Antares Rocket Launches Cygnus Cargo Ship To Space Station With Pizza And Ice Cream


Orbital ATK launched an Antares rocket carrying a Cygnus spacecraft to the International Space Station on Sunday morning from the NASA facility on Wallops Island, Virginia.

The cargo ship contains 7,400 pounds of science equipment and supplies. It's also loaded with food supplies including pizza, vanilla and chocolate ice cream, ice cream sandwiches, and fruit bars, among other frozen treats - it's like a food truck in space.

The astronauts on the ISS had been waiting eagerly for the arrival of the treats, according to a tweet by crew member Joseph M. Acaba.

Orbital ATK

Dulles-based company Orbital ATK has a contract with the U.S. space agency to send provisions, which include a total of 66,000 pounds of cargo, to the space station. The launch of the cargo ship on Nov. 12 marked the company’s first launch from its home turf in more than a year. The last time it made a delivery to the ISS, it used another company’s rocket, which took off from Cape Canaveral in Florida.

The Cygnus spacecraft launched from the Antares rocket is expected to reach the space laboratory at 4:50 a.m. on Tuesday, Nov. 14. Frank DeMauro of Orbital ATK has said this would be Orbital’s fastest journey to the ISS in its eight launch attempts.

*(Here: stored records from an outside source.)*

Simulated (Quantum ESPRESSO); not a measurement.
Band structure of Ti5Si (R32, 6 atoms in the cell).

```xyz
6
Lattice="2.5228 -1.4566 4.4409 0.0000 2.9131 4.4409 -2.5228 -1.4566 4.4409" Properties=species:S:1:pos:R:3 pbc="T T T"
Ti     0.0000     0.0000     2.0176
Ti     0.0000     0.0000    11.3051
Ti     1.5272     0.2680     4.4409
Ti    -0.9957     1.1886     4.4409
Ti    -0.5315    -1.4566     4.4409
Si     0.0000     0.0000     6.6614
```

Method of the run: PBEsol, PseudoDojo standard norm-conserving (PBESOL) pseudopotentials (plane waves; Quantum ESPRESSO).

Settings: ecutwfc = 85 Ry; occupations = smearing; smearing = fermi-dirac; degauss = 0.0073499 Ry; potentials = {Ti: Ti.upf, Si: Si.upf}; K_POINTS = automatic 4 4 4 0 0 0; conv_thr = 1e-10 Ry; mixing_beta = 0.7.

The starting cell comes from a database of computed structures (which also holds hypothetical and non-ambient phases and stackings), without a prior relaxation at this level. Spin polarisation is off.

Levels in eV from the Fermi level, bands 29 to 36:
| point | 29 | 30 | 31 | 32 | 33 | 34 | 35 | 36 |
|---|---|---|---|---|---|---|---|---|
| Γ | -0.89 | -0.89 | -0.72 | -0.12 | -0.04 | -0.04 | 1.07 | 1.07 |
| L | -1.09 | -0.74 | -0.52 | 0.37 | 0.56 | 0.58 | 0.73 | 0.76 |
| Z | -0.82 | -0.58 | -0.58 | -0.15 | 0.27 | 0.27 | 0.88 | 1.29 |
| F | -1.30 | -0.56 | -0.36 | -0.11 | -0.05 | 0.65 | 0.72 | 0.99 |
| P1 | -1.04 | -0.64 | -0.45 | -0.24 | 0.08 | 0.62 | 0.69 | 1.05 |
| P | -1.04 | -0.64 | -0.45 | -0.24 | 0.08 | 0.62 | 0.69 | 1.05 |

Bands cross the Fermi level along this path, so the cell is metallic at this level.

After the astronauts on the space station unload all the supplies from the Cygnus, they will refill it with trash. The cargo ship will then be released from the ISS on Dec. 4, after which it will burn up during re-entry into Earth's atmosphere.

Rocket Sent Off Amid Cheers

There was quite a gathering at Wallops as crowds braved the freezing temperatures to see the rocket off to space. The Antares was actually supposed to be launched on Saturday; however, that got nixed when a plane strayed into the restricted airspace. Sunday’s launch was also about to get foiled because of a few boats that had made their way into the keep-out zone.

Though the crowd turnout at the Wallops visitors center was smaller in comparison to the gathering on Saturday, the cheers of the assembled spectators gave quite the competition to the rocket’s rumbling growl.

"We were sitting here for three hours yesterday, and it was a lot colder than it is today,” said Bob Bryant, a spectator who had shown up on both Saturday and Sunday to view the launch. “We've tailgated at sporting events, so I thought why can't we do that at a rocket launch.”